On the train at Manchester the accents wash over me.
“Youe go’ u’ early todey innit?”
What to do with three hours in London? Roll a dice on Monopoly board. Euston Road to Kensington.

And here I am.

This is a 1543 edition print of a book by Vetruvius, a Roman architect. He emphasised Mathematical symmetry and perspective in architectural beauty. It less than 100 years from the time of Da’Vinci – and he would have read an earlier print of this book, when producing his work the Vetruvian Man.

This is a Sextant and book of Log tables they used on ships for navigation.

This is a fragment of Charles Babbage’s Difference Engine (The Log Tabulator). He would have used it for obtaining further funding. It indicates that his complete machine was never built.

This is a slightly bigger but still incomplete version (of the Log Tabulator) done by this son after his death using parts that he found. You can see a book of log tables next to it.
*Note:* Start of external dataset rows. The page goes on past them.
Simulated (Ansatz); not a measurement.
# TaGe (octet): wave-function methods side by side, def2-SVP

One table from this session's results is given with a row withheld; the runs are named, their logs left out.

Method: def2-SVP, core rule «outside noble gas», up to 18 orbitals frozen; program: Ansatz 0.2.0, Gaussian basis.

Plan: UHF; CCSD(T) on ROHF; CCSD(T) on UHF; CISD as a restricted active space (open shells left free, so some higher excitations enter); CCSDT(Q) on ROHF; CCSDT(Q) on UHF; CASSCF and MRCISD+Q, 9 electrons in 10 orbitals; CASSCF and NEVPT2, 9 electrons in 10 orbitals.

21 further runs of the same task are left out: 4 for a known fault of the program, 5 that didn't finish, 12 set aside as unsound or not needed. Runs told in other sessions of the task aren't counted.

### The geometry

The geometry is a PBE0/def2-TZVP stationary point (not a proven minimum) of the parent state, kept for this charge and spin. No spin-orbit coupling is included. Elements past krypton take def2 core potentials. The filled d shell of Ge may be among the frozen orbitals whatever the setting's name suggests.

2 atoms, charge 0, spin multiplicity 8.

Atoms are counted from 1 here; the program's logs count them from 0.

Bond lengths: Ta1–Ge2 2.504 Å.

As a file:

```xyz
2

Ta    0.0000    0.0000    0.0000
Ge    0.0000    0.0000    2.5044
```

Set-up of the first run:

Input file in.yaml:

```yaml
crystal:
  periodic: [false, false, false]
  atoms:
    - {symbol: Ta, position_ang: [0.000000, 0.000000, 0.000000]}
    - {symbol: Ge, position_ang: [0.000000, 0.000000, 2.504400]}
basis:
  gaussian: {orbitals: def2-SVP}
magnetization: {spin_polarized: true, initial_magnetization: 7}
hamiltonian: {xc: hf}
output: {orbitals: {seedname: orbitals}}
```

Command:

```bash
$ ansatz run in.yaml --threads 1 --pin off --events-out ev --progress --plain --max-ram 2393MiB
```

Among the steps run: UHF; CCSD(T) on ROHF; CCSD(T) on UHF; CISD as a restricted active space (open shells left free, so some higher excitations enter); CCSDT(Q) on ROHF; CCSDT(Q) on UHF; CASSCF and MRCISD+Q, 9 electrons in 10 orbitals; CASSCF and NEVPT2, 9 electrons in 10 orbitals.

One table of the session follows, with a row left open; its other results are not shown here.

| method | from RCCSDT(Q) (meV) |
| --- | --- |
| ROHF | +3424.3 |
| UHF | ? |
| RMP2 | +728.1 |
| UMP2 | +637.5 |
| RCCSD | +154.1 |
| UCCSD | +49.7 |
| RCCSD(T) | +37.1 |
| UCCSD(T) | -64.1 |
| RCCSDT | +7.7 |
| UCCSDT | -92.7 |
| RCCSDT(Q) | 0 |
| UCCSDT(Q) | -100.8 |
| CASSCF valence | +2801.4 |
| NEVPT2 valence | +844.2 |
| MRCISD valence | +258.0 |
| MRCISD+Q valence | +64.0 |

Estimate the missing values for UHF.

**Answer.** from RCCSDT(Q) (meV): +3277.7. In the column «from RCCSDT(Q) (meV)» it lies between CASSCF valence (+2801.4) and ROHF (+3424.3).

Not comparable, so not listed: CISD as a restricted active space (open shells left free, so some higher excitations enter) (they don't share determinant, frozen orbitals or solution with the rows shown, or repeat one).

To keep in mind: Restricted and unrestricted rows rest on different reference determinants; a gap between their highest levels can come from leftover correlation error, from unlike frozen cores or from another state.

This is a complete reconstruction of the Difference Engine (log tabulator) built in 2002 by Computer-Engineer historians.

This is a part of the Analytical Engine (enables numbers to knit numbers) that Charles Babbage completed. Plans show that if completed, the final result would have been much bigger.

This is a calculator/computer that Lord Kelvin (William Thomson) built to predict tides. Some have called it the first Victorian Computer.